If you have ever looked at an architect’s website, you might be tempted to chuckle. Or perhaps you would like to scream. I mean, I love architects, and I want to scream.

you’ll find that you – the buyer – don’t even feature on most architect’s websites.

Of course, you are searching the web because you need an architect, but you quickly find that you – the buyer – don’t even feature on most architect’s websites. Usually, what you get is a bunch of pictures accompanied by inane text. Here is a random example: “Our clients have recently moved in at the Point Nepean Residence and are enjoying the perfectly framed views over the Portsea foreshore. This house captures some of the best vistas that the area has to offer.” So what?

From Pixabay

Does the average architecture practice address you and your problems on their website? Do they tell you clearly how you can buy their services, and what you will get if you do? Do you even know if they provide services to residents, or renovators, or global conglomerates? Who knows!

But there are even more important issues at stake

Even more important than their lack of commercial nous is the absence of architects’ voices in the most important debates of our times: climate change, traffic congestion, agglomeration (lovely word, isn’t it. It means high populations densities). Here in Melbourne, we are in the middle of a scorching summer and there is a fierce debate about the future of energy. The Bureau of Meteorology has determined that the temperatures are hotter and hot spells longer than any on record and, officially, caused by man-made climate change.

Where is the debate about the design of houses, suburbs and cities …?

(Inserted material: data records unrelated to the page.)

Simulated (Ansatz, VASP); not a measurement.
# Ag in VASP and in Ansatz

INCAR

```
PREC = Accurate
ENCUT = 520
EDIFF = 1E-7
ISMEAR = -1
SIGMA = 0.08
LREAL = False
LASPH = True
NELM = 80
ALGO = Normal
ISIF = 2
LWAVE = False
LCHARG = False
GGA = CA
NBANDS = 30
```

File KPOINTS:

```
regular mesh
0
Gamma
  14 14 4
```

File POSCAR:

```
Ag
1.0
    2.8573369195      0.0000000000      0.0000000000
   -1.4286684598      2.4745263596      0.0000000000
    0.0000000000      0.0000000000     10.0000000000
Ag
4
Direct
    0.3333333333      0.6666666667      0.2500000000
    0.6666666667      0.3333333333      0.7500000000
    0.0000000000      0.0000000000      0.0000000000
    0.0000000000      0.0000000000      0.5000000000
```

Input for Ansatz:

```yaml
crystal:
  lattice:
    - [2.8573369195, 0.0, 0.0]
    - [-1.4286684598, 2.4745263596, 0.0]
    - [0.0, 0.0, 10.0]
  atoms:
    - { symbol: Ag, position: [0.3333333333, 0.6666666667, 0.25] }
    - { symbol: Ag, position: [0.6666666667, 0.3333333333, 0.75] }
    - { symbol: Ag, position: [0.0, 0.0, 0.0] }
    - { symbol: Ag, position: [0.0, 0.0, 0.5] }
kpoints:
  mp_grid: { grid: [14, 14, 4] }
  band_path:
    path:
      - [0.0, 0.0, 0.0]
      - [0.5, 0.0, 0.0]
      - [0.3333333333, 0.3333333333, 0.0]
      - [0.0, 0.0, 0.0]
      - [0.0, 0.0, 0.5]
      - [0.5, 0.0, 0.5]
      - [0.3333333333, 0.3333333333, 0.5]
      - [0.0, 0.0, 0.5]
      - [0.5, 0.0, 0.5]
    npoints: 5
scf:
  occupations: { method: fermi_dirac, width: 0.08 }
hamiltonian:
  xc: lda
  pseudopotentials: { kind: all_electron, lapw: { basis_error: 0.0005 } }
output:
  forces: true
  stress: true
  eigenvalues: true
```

Everyone is talking about the energy required to run our air conditioners. Where is the debate about the design of houses, suburbs and cities that mean air-conditioning is the only way to cool ourselves?

From Pixabay

Nowhere. Or, in the magazines that are read by architects. Architecture & Design has done a good series of articles recently, such as  Suburbs suffering the most from heat. But their market, according to their website? “For more than 50 years, Architecture & Design has been an invaluable resource for the Australian builder, commercial architect, and design professional.”

It’s up to us “dreamers” to get the architects talking

Dream Planet is not for architects to showcase their projects; it’s for us, the active citizens of cities everywhere, to hold architects and urban designers to account. To coax, plead and demand that they step up and take their place as city-changers. So if you know an architect, tell them to speak up. Give them this story.

Beg them to tell the world that they have a solution to hot, energy-guzzling buildings by:

  • changing the BBQ conversation so that the debate isn’t about the source of energy but in reducing demand for it
  • ringing the radio talkback shows when the politicians are claiming it’s all about more energy
  • writing to the papers and websites and telling us what we need to know
  • pushing back on their clients’ briefs so they can design for the planet’s future

And if they are too busy?

And if that is all too hard because they are working long hours getting their work done, tell them to give me a call and tell me what they think, and I will write it and publish it here on Dream Planet. That way, I won’t have to scream: “Hey, architects! Please stop talking to yourselves and start talking to the rest of the planet.”